Still Hilarious the second time around. I've always been a baseball fan, coached by Dad and a family tradition. The humanizing of the players made me love it more. Never did understand the controversy, telling the truth about greedy, exploitive owners maybe? But that's true of all big business from ENRON on down the ladder (that was never a secret). Steroids? In this one it's greenies (uppers) pitchers use them in this iteration and made their sore arms and tired muscles disappear. The disappointing thing is no one seems concerned about the health issues. Sports and business all have a history of taking any advantage, cheating is in the eye of the beholder. Heck with records, throw them all out. Baseball is about fun, and parents interacting and enjoying their children.

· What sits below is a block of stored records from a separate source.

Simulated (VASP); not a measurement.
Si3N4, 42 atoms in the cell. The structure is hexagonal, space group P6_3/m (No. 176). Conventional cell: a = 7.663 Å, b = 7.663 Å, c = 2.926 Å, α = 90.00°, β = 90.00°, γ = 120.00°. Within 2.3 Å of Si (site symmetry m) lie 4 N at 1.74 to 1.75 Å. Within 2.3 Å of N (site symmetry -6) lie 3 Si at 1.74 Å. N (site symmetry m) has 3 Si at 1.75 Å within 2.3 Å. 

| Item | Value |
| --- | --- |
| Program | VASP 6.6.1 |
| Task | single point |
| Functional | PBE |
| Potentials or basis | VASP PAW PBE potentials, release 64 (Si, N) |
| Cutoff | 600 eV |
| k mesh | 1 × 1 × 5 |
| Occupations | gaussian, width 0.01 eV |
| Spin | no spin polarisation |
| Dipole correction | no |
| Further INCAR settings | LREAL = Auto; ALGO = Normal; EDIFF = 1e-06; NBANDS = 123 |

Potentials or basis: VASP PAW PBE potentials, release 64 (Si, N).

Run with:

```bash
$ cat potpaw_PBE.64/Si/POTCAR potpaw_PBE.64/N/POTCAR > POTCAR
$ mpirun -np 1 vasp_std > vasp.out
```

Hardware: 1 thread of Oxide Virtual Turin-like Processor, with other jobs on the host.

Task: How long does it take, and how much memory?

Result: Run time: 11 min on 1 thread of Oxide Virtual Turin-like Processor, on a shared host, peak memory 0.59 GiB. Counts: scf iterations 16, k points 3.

5 out of 5 stars Play ball!   May 16, 2007
 5 out of 5 found this review helpful

This insider's account of playing in the big leagues is side-splitting entertainment. Bouton concentrates on the fun, the funny, and the amusingly odd aspects of what so many call "adults playing a boys' game." In his well-travelled career, Bouton played for the Yankees, Braves, Astros, and even the late, not-so-great Seattle Pilots. His personal contacts and anecdotes with many well-known baseball personalities (many still active as commentators, managers, and broadcasters) reminds us all that life, as well as sports, should be fun and we should keep an eye open for the humor in mundane siutations. Anyone with an interest in baseball will truly get more than a few chuckles from this well written book.


5 out of 5 stars Men... or Boys?   April 12, 2007
 1 out of 3 found this review helpful

This hilarious account of an injured pitcher's comeback will have you rolling on the floor as you get an interesting look at baseball players way back when.


4 out of 5 stars A hilarious inside look to why these are not men playing a kid's game. They are just big kids.   April 4, 2007
 2 out of 2 found this review helpful

Jim Boutin was a very successful pitcher with the New York Yankees before injuring himself and having to become a knuckleball pitcher for the expansion Seattle Pilots. He wrote a diary of his comeback and it is nothing short of hilarious. The picture he paints of major leaguers is that of young boys who play pranks on one another and get their feelings hurt very easily. The only difference is these kids drive sports cars and pick up women during games. One scene in particular where they put talcum powder in another player's blow dryer makes me laugh every time I think of it. What makes the book so good is Bouton's natural way of writing so that the diary entires are not disjointed like Jim Brosnan's "The Long Season", but they have a flow to them. Even though I did not know many of the players he referenced in the book because it was before my time, it still remains a timeless classic.


5 out of 5 stars My All-Time Favorite Book (in 1971); Still Way Up There on the List   January 21, 2007
 3 out of 3 found this review helpful

My prospective 12th grade English teacher wasn't too impressed with my choice of an "all-time favorite book", but in 1971, "Ball Four" by Jim Bouton was it. Growing up in central New York state, I'd been a Yankee fan for my entire childhood, and remembered Bouton pitching for the Yanks in the World Series in the early '60s. In "Ball Four", Bouton touches on those days, in the process demythologizing some of my heroes--Mickey Mantle and Whitey Ford in particular--but I wasn't bitter; I was fascinated with the stories of how my athletic heroes behaved as human beings.

Even better were Bouton's diary accounts of his days as a reliever with the Seattle Pilots, a one-year team that quickly moved to Milwaukee and exists today as the Brewers, and with the Houston Astros (featuring future Hall of Famer Joe Morgan and managed by Harry "The Hat" Walker". How else would I remember that the manager of that team was Joe Schulz, a crusty old baseball lifer whose two favorite "words" would be sure to get this review removed from view (the first started with F and ended with T, the second started with S and ended with K). As an ex-Cardinal, Schulz exhorted his players to "get the win and go in to "pound that B...weiser". As a 16-year old I also viewed with great hilarity the crude humor of ballplayers on the road--a phrase I still use today came from a ballplayer told that a game would start at 9:30 a.m, "Nine thirty? H..l, I'm not done throwing up by that time of day!" After a bumpy bus ride, another player offers to buy the bus. I'll leave it to you to guess why. In response to Walker's niggling managerial style, the Astros composed their own theme song "It Makes a Fellow Proud to Be an Astro" ("if we win our game each day, what the f... can Harry say/it makes a fellow proud to be an Astro!")

Bouton also takes us through his pitching season--outing by outing--you get a feel of how seriously ballplayers evaluate each game (at least Bouton did), and at Bouton's level of "last man in the bullpen", how tenuous their hold on a major league position is. Maybe there was more to this now famous book than Ms. Trapnell gave it credit for in 1971.